As I recall, Michael Jordan used to accept his MVP trophies between tee times, a late spring ritual that intruded on more important matters, like winning another NBA title.
One such time the honor was squeezed into an ante room of a North Shore hotel, not that far from Jordan’s house and near the Bulls’ practice hall, convenient for all, but mostly for Jordan.
I am impressed by the irony of the renaming of the MVP trophy for Jordan, who could barely be bothered then and is now forever the symbol of basketball excellence.
Any arguments of Jordan vs. LeBron James or Magic Johnson or Kareem Abdul-Jabbar or Oscar Robertson (the closest to Jordan, maybe better) are now settled. Jordan first, the rest with more specific leftovers — remember John Havlicek? The NBA does — and while James will have to quit playing to get his verification, I suggest a trophy for him shaped like a baggage check.
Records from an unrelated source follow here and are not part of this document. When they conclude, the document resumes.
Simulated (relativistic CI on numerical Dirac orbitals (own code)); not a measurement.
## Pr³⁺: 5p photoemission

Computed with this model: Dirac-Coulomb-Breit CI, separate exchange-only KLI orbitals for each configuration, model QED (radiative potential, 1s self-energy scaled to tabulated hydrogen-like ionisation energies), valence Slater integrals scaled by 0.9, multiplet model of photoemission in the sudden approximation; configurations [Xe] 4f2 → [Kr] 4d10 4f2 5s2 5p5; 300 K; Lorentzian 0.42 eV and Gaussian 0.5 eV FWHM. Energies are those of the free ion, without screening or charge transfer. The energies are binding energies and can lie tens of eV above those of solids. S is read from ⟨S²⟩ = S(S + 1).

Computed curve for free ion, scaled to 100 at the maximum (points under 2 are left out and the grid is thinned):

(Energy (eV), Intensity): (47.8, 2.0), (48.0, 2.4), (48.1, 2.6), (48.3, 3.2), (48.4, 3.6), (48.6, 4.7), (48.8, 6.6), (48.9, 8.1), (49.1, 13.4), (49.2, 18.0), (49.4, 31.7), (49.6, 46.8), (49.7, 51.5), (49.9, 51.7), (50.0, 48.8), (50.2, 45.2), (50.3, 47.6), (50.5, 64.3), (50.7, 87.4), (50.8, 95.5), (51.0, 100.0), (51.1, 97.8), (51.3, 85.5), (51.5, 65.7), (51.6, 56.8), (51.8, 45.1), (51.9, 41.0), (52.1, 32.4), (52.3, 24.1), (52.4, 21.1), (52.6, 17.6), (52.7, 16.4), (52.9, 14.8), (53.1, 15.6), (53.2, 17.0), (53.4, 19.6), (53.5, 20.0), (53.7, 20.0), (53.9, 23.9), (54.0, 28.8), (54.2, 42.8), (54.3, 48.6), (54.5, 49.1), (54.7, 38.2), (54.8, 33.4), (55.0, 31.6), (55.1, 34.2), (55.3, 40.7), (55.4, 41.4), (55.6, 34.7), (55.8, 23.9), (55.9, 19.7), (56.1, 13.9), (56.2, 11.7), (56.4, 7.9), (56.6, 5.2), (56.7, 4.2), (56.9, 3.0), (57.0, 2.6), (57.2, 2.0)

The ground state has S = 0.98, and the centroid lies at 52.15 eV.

There was never any doubt that Jordan deserved every one of his five MVP souvenirs. He was the most valuable player in basketball even when he was playing baseball. That’s two MVPs he didn’t get. The trophy then was named for Maurice Podoloff, the creator of the NBA as well as the 24-second clock — which, as an aside, is something soccer could use.
The Podoloff Trophy — a name that never really caught on — was of a recognizable basketball figure, dribbling with his left hand, probably leading a fast break, looking more like a point guard than Podoloff, who was never a player, merely an entrepreneur, whereas Jordan has been both.
The new Jordan Trophy is presumably of a basketball player, too, though not in any recognizable way, a sleek effigy of a figure more likely to be an ice skater than a baller, all shiny and skinny, stretching up as if in the middle of a triple axel. You can almost hear the strains of “Scheherazade” wafting somewhere. There is no more resemblance to Jordan than an arrow to an angel.
We know what Jordan looks like even when he doesn’t see him. He is on shoes and shirts and even baseball catcher’s gear, all thanks to Nike, who got to memorialize Jordan before he was Jordan.
I once turned a corner in Weimar, an eastern German town only recently rejoined with the West, and came face to face with a life-size cutout of Jordan on display in a sporting goods store. Jordan was the only indication that it was a store, since the goods were spare, including Air Jordans, somehow sold out in a place that had no money.
The point is Jordan made it behind the Iron Curtain before the curtain was completely stored away. That’s an MVP.
Trademarks and copyrights and assorted legal concerns are undoubtedly responsible for un-Jordanizing the Jordan Trophy, so that future winners will have to take the word of PR minions that this is who they say it is.
For example, secret design motifs are included to memorialize Jordan, such as a five-sided pedestal to represent Jordan’s five MVP awards, and the trophy stands 23.6 inches tall to represent Jordan’s jersey number and the six NBA championships.
The crystal basketball at the top of the trophy has 23 points (I haven’t counted, but do not doubt the accuracy. Who would make up something like that?). It also measures 1.23 inches in diameter, representing what, I am not sure.
Jordan did, remember, also wear number 45, which is better forgotten but has since become a more valuable collector’s item than the hallowed No. 23.
With all this secret Jordan stuff hidden in the trophy like so many kiwi seeds, it would seem that the trophy is not so much to honor each year’s winner as to celebrate the Jordan legend, which, by the way, seems only to grow as the world figures out new ways not to forget him.
The habit of home crowds chanting “MVP! MVP!” for the favorite of the season is expected and encouraged. Never once in any arena has echoed the cry of “Podoloff! Podoloff!” but it is almost certain that in the future throngs of NBA fans will urge MVP support for themselves by chanting “Jordan! Jordan!”
Just like old times.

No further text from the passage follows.